Prioritized Response Actions

The following actions are in priority order. For most organizations, items 1-4 should be complete by Q2 2026; items 5-7 by August 2026.

  • Scope Determination: Document which products are in scope using the table above. Include rationale for borderline cases (hybrid SaaS/on-prem products). This is foundational; everything else depends on it.
  • SBOM Generation: Implement automated SBOM generation for all in-scope products. Without SBOMs, you can't know if a newly-disclosed vulnerability affects your product, and you can't comply with the 24-hour reporting window.
  • Vulnerability Monitoring: Establish monitoring for exploitation intelligence on your product dependencies. Key sources include the CISA KEV catalog, vendor security advisories, and threat intelligence feeds.
  • Define 'Awareness' Triggers: Document what constitutes 'becoming aware' for reporting clock purposes. According to EC guidance, awareness occurs when you have 'reasonable certainty' that a vulnerability is being actively exploited. Options for triggering this include: CVE publication with exploitation reports, CISA KEV listing, researcher report to your Product Security Incident Response Team (PSIRT), or confirmed exploitability in your specific build.
  • Map PSIRT to CRA Timelines: Augment existing PSIRT processes to meet 24/72-hour/14-day requirements. Most PSIRT processes weren't designed for 24-hour regulatory reporting. Key gaps: defined triggers, pre-approved templates, escalation paths that work on weekends/holidays.
  • Draft Reporting Templates: Prepare pre-built templates for ENISA/Computer Security Incident Response Team (CSIRT) submissions. Don't wait until you're in a crisis to figure out what information to include.
  • Identify Main EU Establishment: Determine which Member State CSIRT you'll report through. Your 'main establishment' is the Member State where decisions related to product cybersecurity are predominantly made. If that can't be determined, use the Member State where you have the most EU employees. Non-EU manufacturers use the Member State of their authorized representative, importer, or distributor (in that order). See CRA Article 14(7) in the Appendix.

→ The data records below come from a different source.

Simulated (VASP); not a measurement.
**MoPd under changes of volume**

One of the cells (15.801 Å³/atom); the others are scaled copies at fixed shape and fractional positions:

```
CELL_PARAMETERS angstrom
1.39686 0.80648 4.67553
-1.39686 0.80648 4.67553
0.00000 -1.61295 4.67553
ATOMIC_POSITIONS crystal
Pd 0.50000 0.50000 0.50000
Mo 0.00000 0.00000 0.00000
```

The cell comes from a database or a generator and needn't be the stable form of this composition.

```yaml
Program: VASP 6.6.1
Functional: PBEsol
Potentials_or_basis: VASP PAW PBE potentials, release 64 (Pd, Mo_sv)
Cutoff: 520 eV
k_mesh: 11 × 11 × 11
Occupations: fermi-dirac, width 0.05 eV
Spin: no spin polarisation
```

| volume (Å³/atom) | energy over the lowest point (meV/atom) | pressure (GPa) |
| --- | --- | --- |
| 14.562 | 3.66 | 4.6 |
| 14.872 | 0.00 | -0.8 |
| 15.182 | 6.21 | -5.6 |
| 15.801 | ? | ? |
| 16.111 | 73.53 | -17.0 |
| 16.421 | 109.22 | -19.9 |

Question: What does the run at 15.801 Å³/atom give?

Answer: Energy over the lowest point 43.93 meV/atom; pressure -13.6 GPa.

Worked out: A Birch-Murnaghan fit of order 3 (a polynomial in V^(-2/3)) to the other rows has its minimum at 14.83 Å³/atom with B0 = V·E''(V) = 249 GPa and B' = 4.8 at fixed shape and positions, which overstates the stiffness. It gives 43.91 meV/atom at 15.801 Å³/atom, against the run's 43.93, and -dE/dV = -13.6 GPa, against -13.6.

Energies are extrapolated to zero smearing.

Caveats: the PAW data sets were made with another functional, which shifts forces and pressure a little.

Practical Compliance Considerations

SBOM Requirement is Implicit for Reporting

While formal SBOM requirements apply under the December 2027 deadline, practical compliance with September 2026 reporting requires SBOMs in place earlier. You need to know what components are in your product to know if they're affected by an actively exploited vulnerability. If you don't have SBOMs and a vulnerability management process in place before September 2026, you can't comply.

Existing PSIRT Processes Need Augmentation

Most product security incident response processes weren't designed for 24-hour regulatory reporting. Key gaps to address:

  • Real-time awareness of exploitation status across dependencies
  • Defined internal triggers for 'becoming aware' (ambiguity here creates compliance risk)
  • Pre-approved templates and workflow for rapid ENISA/CSIRT notification
  • Clear escalation paths that can execute within 24 hours including weekends and holidays

Document Your Interpretations

The CRA leaves some areas open to interpretation, particularly around 'becoming aware' and scope boundaries for hybrid products. Document your organization's interpretation of these grey areas now, before you're making decisions under pressure. If regulators later disagree with your interpretation, a documented rationale demonstrates good faith compliance efforts.

Coordination with Managed Security Providers

For organizations using managed SOC or SIEM services, ensure your provider understands CRA reporting obligations and can support rapid escalation:

  • Alert correlation should flag exploitation indicators related to your product dependencies
  • Incident notification workflows should include CRA-specific escalation paths
  • Documentation and evidence retention should support regulatory reporting requirements

Need Help Preparing for CRA?

Exposure Security can help your organization prepare for CRA compliance. We offer:

  • Scoping assessments and documentation templates
  • PSIRT process reviews and CRA-aligned procedures
  • Reporting templates for ENISA/CSIRT submissions
  • Standards and procedures tailored to your product portfolio
  • Advisory services for documenting regulatory interpretations in grey areas (awareness triggers, hybrid product scope, and other ambiguous requirements)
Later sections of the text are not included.